Tuesday, September 24, 2019

The linkage of free will, consciousness, and morality



The scientific worldview has been dramatically successful in explaining how things work and letting us build technology to vastly improve our lives. The one mystery it has no idea how to explain is consciousness -- the fact that we all feel a "seemingness" to life.

Science also holds that free will is impossible -- the idea that there is a "self" that makes decisions for reasons other than a causal interplay of physical processes. As I see it, consciousness is essential to our concept of free will. If we are unaware of having alternatives and choosing one of them, then we did not exercise our will. On the other hand, consider a very sophisticated computer program. We can point to inputs from the program's environment, which could include truly random inputs like radioactive decay, interwoven with an extremely complicated series of computations. Despite all the complexity, we still wouldn't say that the computer had free will.
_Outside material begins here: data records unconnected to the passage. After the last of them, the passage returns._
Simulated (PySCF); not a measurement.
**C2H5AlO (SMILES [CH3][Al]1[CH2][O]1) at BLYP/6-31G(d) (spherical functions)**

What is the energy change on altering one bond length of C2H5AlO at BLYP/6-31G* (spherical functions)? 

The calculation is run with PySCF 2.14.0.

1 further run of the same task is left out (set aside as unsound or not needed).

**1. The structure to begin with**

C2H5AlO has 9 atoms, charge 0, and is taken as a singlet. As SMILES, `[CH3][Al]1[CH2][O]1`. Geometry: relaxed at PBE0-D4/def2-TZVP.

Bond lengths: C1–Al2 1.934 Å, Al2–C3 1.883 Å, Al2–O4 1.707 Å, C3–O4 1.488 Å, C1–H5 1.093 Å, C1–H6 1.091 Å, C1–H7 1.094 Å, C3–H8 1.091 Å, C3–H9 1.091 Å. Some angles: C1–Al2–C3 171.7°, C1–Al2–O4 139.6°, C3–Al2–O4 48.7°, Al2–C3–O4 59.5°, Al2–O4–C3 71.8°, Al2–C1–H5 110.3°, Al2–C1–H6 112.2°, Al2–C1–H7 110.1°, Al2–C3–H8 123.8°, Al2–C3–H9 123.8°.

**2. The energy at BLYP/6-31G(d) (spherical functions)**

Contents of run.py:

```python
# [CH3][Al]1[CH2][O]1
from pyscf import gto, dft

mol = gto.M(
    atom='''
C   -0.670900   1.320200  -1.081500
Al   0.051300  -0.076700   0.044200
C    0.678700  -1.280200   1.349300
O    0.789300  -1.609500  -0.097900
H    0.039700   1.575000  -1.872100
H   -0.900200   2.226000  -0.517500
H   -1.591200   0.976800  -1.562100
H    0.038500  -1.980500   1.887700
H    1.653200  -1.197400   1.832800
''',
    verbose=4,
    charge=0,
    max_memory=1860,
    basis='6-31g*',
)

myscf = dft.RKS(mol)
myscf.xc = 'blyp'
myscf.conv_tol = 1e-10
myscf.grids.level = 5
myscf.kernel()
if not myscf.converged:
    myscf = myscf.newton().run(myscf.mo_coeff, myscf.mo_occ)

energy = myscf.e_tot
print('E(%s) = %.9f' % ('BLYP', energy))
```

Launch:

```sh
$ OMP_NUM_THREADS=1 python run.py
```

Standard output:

Science also has nothing to say about the idea of values -- what's worthwhile or what's not. It is only one aspect of the human mind and brain. You could build into a program some abstract notions like, "complexity is better than simplicity", and derive from that the desirability of preserving complex ecosystems and preferring complex civilizations to simple ones. Most of morality concerns the experiences of beings that we assume to be conscious and experiencing the world the same we do in the relevant respects (more on that below). But essential to the very idea of morality is choice -- free will. If something happened that was beyond our control, we cannot be said to have moral responsibility for it.

Moral responsibility as we humans think of it requires free will. Free will requires consciousness. All three are fundamentally foreign to the scientific method and central to our conscious experience, and all seem foreign to science and inherent to our lived experience in exactly the same way.

The requirements do not run in the opposite direction. We can imagine conscious experience without free will -- we can imagine having no control over what we think about. It does however sound very alien to our own experience -- even if we were completely deprived of sensory input or the ability to influence the outside world in any way, we could still decide what to think about. We can also easily imagine free will without morality -- we can choose our actions based on anything at all. But moral responsibility requires the other two.

As a footnote, most of morality concerns the experiences of beings that we assume to be conscious. At the heart of reducing animal suffering is the idea that animals are conscious and experience suffering -- if they don't, then there is no obstacle to doing things to them that we would hate. When we hear them cry or whimper, our concern is that they are feeling the way we feel when we cry or whimper. On the other hand, if someone builds a very sophisticated robot that emulates an animal, then we congratulate the builder if it cries or whimpers when an animal would, but we don't think the robot is suffering. To the extent we feel some sympathy for HAL as Dave disassembles him in "2001: A Space Odyssey", it is because we assume HAL is truly conscious, as when he says "I can feel it". When it comes to human beings, we have a very elaborate sense of moral and immoral ways to treat each other, based primarily on assuming their conscious experience is just like ours. The common assumption that others experience the world as we do and that this guides our moral action is interesting, but not part of the main thrust of my argument.